Joy of Misery 10/20/22

Thoughts by Richard Bleil

Today I started a project that I’ve waited far too long to begin.  I purchased a desk for my spare room that will be where my 3-D printer resides.  It’s a heavy desk, and the only way I could get the pieces upstairs was one at a time, but I did it.  The individual boards and parts sat in my hallway waiting for me to put them together, which I started today, but didn’t quite finish.  Unfortunately, in so doing, I threw out my back.  Again.
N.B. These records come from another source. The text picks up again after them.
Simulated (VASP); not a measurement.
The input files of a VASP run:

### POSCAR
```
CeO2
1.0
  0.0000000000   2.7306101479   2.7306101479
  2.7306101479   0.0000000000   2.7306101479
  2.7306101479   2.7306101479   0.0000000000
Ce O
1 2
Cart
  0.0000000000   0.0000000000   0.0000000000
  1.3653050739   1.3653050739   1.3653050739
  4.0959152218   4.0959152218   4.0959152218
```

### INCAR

Tonight, I’m struggling with enormous pain in my lower back.  The last time I went to get my mail, I stopped by the nearby chiropractor, but she didn’t have time for me.  My back problems began in Iowa.  When I had to give up my office, I had an agreement with the dean of the college where my office was housed.  Because the winter weather was so bad, he agreed to leave my stuff in the office until the weather broke, when I would go to collect it.  When the provost learned that my stuff was still there, about a month later when the winter weather was still bad, she threw a little hissy fit and insisted that grounds box up my books and get my property out of the office despite the fact that there was no need for the office at the time anyway.  Grounds threw my books into the biggest boxes they could find, and I injured myself when I tried to haul them out of the building.  I should have sued.  I had smaller boxes ready to go for the books, but her impatience damaged my spine, an injury I struggle with to this day.

The pain is not fun, but it gets me to thinking about days that it doesn’t hurt.  I really appreciate days when my back is not bad, but I never really noticed those good days until I threw out my back.  The pain of my spine today will make me appreciate those days ahead when it has had a chance to recover.

I’m watching (as I mentioned yesterday) truly horrific movies.  But, in my collection, they’re horrific for two reasons, really.  First, they are horror movies.  Isn’t it interesting that, as human beings, we seek out things that frighten us?  Horror movies, haunted houses, dangerous activities like skydiving, and escape rooms.  We challenge ourselves to face our fears, a thrill that releases endorphins and makes us feel calm and happy when, somehow, we manage to survive. 

These horror movies are horrific for a second reason, namely, they are, well, horrific.  Most of my movies (not all of them) are grade B (or worse), poorly written, poorly directed, and just plain bad.  I have a lot of fun with these movies, and often even make up my own dialogue as the movie progresses (“here, let me show you my breasts for no apparent reason germane to the plot”).  Watching bad low-budget films like this, though, truly helps me to appreciate the large budget well-made movies that I watch as well.  Being able to contrast my beloved terrible movies with the huge blockbuster movies really helps me to notice and appreciate the efforts that go into the better films.

The point of all of this being that, sometimes, we need the bad to appreciate the good.  We need the presence of pain to appreciate the absence of it.  I think these experiences in misery help us to find happiness.

And now, as if to prove my point, my cat Star just insisted on jumping on my keyboard messing up my system.  It wouldn’t get off of “cap lock”, and my secondary keyboard characters (such as > instead of .) are all that works.  It’s fine now (obviously), but I had to reboot, and came up with a boot screen unlike anything I had seen on Windows before.  It certainly makes me happy now that it is working again.

Some people are only happy when they’re miserable.  They relish their bad fortune, and brag about it, getting great joy in their complaining.  I hope I’m not one of those people, but I have known several.  For far too long, I was living on the charity and goodwill of my friends.  It was a time of great misery to me, at least personally, to have to rely on others as I did.  And yet, because of those bad times, I certainly appreciate having vehicles, my own home, and the ability to help others now.  Which I do, probably far too much, but as much as I loved spending time with my friends, it makes me very happy to be past that period of time.